Bush at Fort Bragg: a study in apologeticsApologetics is the rhetorical term for the systematic defense of a position. It shouldn't be confused with the word "apology," which has come to mean the admission of guilt and the petition for forgiveness. To be engaged in apologetics is not to beg forgiveness at all. That the speaker is defending a position that has come under attack goes without saying, but apologetics need not confront that criticism directly. It can, but it need not.
Tonight, at Fort Bragg, North Carolina, in front of attentive soldiers, and on national television, George W. Bush engaged in an apologetic of the war in Iraq. Whether it was his finest rhetorical hour is impossible to say; the speech confronted criticism at best indirectly, and each argument in it was contestable, and will be contested. But it undoubtedly did what apologetics seeks most often to do: It will satisfy those who already agree with him and inspire those who want to agree with him. There will be a third effect as well, as I will mention later: The speech re-established the ground of acceptable argument and perspective. It re-established an entire metaphysics of success and failure that crowded out what may be the only viable perspectives against the occupation and Bush's perpetual war. This third effect may, in fact, have been the easiest to achieve, but that doesn't mean it's not important.

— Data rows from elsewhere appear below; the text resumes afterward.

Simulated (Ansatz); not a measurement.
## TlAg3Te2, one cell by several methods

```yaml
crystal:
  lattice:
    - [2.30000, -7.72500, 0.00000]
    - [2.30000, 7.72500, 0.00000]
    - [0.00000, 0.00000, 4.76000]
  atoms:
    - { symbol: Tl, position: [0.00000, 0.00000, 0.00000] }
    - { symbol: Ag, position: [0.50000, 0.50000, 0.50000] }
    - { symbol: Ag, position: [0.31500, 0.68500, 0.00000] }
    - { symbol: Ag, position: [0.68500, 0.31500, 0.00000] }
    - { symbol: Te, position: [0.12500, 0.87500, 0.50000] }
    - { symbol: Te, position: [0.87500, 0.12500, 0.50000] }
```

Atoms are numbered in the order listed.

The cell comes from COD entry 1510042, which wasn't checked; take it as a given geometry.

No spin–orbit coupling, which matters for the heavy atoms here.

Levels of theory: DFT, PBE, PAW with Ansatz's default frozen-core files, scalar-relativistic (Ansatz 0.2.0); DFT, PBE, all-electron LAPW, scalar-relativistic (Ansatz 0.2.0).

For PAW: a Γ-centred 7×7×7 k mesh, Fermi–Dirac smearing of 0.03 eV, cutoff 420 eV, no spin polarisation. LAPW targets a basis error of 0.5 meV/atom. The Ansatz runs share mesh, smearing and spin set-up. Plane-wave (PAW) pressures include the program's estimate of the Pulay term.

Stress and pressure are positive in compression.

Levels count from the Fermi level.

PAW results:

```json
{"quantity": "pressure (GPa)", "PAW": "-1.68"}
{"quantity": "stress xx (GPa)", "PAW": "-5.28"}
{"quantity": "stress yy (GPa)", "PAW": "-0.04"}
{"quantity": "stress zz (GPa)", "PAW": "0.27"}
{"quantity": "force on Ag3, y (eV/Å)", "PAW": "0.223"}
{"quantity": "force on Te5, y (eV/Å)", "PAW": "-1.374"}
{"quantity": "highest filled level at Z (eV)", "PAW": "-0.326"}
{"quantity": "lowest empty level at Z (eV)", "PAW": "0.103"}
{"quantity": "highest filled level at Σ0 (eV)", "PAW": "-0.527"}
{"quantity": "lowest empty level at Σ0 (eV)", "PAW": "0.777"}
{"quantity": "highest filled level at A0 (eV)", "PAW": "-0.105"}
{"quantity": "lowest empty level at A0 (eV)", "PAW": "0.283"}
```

Bush's speech emerged from a context of a dramatic decrease in his own approval ratings, and an equally impressive drop in support for the invasion and occupation of Iraq. One cannot discount, also, the growing calls for the President's impeachment, or at least further investigation into the charges contained in the Downing Street Memos. Bush faced a nation that has grown skeptical not only of the potential for the invasion-occupation's success, but also of the deliberative political process that led to the invasion in the first place. Effective apologetics can both confront and dodge criticism, and in this case, Bush confronted the opposition's practical arguments about how the invasion/occupation is going now, while effectively diverting attention from the larger questions about deliberation, honesty, representation, and domestic dissent.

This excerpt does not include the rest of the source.